A few weeks ago, I observed that Tom Homan, Trump’s “border czar,” comes across like a beat cop playing a military general without having to do so under enemy fire. Listening to him, you’d think he was gearing up for war with Russia, not rounding up scared immigrants like a farmer herding cattle.
The Dominican Republic’s blueprint
Well, it turns out the Dominican Republic (DR) is already doing exactly what the incoming Trump administration is threatening to do. Here’s how The New York Times captured the chilling reality of this island nation herding migrants like cattle for deportation:
Desperate Haitians who fled to the Dominican Republic are being sent back in cages. … Cage-like trucks fitted with iron bars that appear designed to carry livestock line up every morning at the border between Haiti and the Dominican Republic. … Since October, more than 71,000 people have been deported to Haiti.
The DR’s dehumanizing operation offers both a logistical playbook and political cover for Trump’s deportation agenda.
Mass deportation: the legal and logistical challenges
Trump has promised to deport 11 to 15 million people, including US-born children of undocumented immigrants. But his bluster rarely matches his follow-through. After all, he vowed in 2016 to build a wall across the southern border and make Mexico pay for it. But he ended up building less than 10 percent of that wall — and Mexico didn’t pay a dime.

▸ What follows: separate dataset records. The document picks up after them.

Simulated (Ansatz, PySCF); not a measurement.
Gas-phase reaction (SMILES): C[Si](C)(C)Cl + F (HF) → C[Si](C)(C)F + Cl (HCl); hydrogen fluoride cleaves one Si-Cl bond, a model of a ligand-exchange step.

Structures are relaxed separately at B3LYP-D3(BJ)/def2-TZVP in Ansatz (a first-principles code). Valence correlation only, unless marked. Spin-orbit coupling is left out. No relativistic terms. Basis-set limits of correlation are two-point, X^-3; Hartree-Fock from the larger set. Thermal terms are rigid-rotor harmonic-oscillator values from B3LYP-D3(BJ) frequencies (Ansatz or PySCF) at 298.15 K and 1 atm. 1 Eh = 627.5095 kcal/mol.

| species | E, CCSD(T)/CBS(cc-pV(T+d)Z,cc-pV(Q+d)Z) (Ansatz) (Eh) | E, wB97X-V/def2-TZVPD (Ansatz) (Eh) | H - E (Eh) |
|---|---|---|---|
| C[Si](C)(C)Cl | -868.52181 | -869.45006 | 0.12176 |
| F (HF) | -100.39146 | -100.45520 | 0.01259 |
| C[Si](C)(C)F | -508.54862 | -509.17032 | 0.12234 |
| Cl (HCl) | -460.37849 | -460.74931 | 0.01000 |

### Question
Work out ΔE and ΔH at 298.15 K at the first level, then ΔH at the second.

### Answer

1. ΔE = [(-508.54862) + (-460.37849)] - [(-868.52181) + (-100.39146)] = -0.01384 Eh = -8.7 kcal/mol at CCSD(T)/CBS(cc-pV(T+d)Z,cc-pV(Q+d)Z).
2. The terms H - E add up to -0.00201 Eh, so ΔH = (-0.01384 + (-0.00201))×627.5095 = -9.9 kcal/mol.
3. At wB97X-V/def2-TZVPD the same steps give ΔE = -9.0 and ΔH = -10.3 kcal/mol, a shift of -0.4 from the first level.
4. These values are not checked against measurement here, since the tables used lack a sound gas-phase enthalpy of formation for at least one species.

More to the point, non-refoulement and the Geneva Conventions explicitly prohibit deporting people to countries where they face persecution, torture, or death — especially during conflict. And most US migrants could make a credible case that deportation would expose them to such risks. Perhaps that’s why Trump’s team is scrambling to find third-party nations willing to accept Haitian migrants. So far, they’ve failed. Even The Bahamas — already overwhelmed with its own Haitian deportation crisis — has refused.
Trump could make countries an offer they can’t refuse
Of course, Trump has no qualms about playing hardball, as NATO countries can attest. So don’t be surprised if frustration pushes him to ban all flights from countries refusing to accept deportees — especially their own citizens. To drive the point home, he might even include private planes ferrying the wives of political elites coming to America to shop. Trust me, faced with that prospect, Bahamian politicians wouldn’t hesitate to do Trump’s bidding…
Ultimately, the Dominican Republic’s actions lay bare the horrifying reality of mass deportations. They’re a stark warning of the brutality the US could unleash if it follows through with a plan targeting 1,000 times as many migrants. But the real question isn’t whether these deportations violate international law—they do. It’s whether they so deeply offend all notions of humanity that they spark sustained public protests.